But Studnicky said that, while prices are attractive in Broward County, there has been a shift in thinking about the southern part of the county. Today, Latin Americans in particular are starting to see Hollywood-Hallandale Beach-Sunny Isles as one, monolithic region.

“South Americans are seeing [the area] as somewhat homogenous — there’s not much of a difference,” he said. “It’s still a sandy beach, it’s still the same water temperature.”

Studnicky, whose Related ISG firm is marketing Related’s new Apogee Beach project in Hallandale Beach, said the development had already placed 42 of 49 units under contract, and 38 of them went to South American purchasers since hitting the market at the end of 2011.

“What we’re noticing is a change in the demographic of the buyer of luxury condominiums on the beach in Hollywood,” Studnicky said. “It’s no longer Canadians and Americans, or retirees on pensions. It’s now a younger, very affluent South American.”
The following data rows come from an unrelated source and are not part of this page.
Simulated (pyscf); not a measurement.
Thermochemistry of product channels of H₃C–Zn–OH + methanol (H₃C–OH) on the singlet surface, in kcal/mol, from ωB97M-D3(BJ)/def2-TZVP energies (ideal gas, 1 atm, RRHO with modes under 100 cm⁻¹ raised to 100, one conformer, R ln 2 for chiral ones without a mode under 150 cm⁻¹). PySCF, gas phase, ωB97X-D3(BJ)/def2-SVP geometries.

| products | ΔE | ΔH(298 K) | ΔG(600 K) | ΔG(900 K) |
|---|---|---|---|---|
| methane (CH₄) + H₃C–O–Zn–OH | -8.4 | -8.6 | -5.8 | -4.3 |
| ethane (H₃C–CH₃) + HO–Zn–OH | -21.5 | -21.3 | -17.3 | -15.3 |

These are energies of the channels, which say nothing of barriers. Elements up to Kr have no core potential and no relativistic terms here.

Related is now planning another project on Hallandale Beach Boulevard: Beachwalk, a project that should launch sales in the spring, he said.

But with prices as high as $1,500 per square foot in some new Sunny Isles developments, price will still be a major pull.

“It’s a matter of Latin American buyers chasing a deal, and the deals right now are not in Miami-Dade County,” Zalewski said.